Rotowire-RG-metric

Pytorch Code for the RG metric of Challenges in Data-to-Document Generation (Wiseman, Shieber, Rush; EMNLP 2017)

The RG metric is computed using a neural information extraction network, which reads generated outputs and creates a (very simple) knowledge base of asserted facts. For instance the sentence "Lebron James scored 25 points [...]" would yield one record [Lebron James | 25 | PTS].

These facts are then compared to true data and used as evaluation metrics for the generated outputs:

RG-# reports the total number of correctly asserted facts
RG-% reports the proportion of correct facts among all asserted facts

Note that you can find interesting discussion regarding Data-to-Text evaluation (esp. on RotoWire) in the following paper: A Gold Standard Methodology for Evaluating Accuracy in Data-To-Text Systems (Thomson, Reiter; INLG 2020)

Quick jumps to sections of interest:

Requirements
Training of the RG metric
Evaluation using the RG metric

You can download pretrained models. See instructions for how to use those in the Evaluation Section.

Why this repo?

Original code (here) is written in Python2 and neural networks are instantiated and trained using Lua code. This makes it highly unusable on modern shared computing machines (due to incompatibly in Python/CUDA versions) and difficult to read and understand when trying to adapt them to other use cases.

We ported the code with a minimal-changes policy, so that behavior stays the same at all points.

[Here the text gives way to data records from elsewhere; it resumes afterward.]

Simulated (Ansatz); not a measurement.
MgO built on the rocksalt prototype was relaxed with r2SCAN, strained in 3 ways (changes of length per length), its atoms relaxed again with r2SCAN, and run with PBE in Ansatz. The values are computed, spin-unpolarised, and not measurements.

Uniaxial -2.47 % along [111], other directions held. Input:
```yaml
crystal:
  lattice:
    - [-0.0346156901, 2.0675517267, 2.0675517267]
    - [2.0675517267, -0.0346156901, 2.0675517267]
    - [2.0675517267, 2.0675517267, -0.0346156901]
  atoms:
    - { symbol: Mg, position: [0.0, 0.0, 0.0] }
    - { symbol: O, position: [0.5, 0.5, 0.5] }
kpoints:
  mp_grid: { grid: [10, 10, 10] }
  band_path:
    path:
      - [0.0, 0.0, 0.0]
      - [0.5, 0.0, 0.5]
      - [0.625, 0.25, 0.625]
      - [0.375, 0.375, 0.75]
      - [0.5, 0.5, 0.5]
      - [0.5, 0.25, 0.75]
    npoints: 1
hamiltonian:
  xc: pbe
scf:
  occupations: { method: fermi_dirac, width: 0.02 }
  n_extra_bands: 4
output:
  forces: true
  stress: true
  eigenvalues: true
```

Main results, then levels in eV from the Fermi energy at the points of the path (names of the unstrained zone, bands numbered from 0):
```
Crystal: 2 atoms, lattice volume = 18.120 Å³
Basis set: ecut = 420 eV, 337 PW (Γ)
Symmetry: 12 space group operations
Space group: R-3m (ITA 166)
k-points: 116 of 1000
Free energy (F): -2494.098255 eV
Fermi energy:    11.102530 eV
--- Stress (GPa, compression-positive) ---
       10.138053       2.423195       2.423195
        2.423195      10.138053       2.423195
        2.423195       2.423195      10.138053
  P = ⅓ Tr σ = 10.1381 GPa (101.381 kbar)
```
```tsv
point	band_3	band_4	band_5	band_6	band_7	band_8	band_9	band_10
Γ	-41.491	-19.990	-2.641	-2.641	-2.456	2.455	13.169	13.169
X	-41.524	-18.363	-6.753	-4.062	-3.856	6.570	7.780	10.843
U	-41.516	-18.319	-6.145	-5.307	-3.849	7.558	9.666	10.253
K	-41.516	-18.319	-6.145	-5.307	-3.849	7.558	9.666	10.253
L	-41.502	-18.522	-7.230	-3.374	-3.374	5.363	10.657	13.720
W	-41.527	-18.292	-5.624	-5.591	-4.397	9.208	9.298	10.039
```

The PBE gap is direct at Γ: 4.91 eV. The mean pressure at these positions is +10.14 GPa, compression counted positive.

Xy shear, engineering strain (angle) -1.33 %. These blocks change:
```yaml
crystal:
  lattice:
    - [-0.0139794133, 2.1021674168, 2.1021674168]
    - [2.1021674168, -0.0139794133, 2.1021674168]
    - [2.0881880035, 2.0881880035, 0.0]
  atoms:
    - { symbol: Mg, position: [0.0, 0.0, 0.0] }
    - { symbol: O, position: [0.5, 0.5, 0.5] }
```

Also note that we included the following list of changes, which have zero impact on results but provide quality of life improvements:

summaries can be considered as lists of spans (traditionally sentences), which can be provided by users. By default, the script uses nltk's senttokenize to split the summaries in sentences, but we have experimented splitting summaries at the clause level (e.g. "The Hawks scored 105 points, while the Bulls scored 98 points." can be split at ", while"_).
I have added wherever possible logging information and tqdm's progressbar

RESULTS: models trained using this repo obtains the same level of recall/accuracy than orginal models in LUA (i.e. ~95% accuracy and ~70% recall) Also, I have evaluated the models from Data-to-text Generation with Macro Planning (Ratish Puduppully and Mirella Lapata; TACL 2021).

code	RG#	RG%
Original LUA	42.1	97.6
This repo	39.2	97.7

Data and Requirements

This code runs with Python==3.8 and torch==1.9. My advice is to use a virtual environment, for instance with conda: conda create --name rg python=3.8
Once your env is activated (e.g. conda activate rg), you can install all requirements using:

pip install -r requirements.txt

Every instructions contained in this section can be run using the following command:

./initialize-repo.sh

We assume that everything takes place inside a $ROTOWIRE directory, where everything will be stored when running the scripts from this repo. The commands are pretty explicit so that you can easily change anything if you desire. By defaults, the $ROTOWIRE directory is assumed to have the following sub-directories:

json where the game data are
models where trained RG models are stored (pretrained models).
output where everything created by the script is stored: vocabularies, training examples, extracted list of mentions, etc.
gens where you can place generated texts that you wish to evaluate

You can download the original RotoWire data by following instructions on the original rotowire repo. Simply clone the repo and tar -xvf rotowire.tar.bz2 will do the trick.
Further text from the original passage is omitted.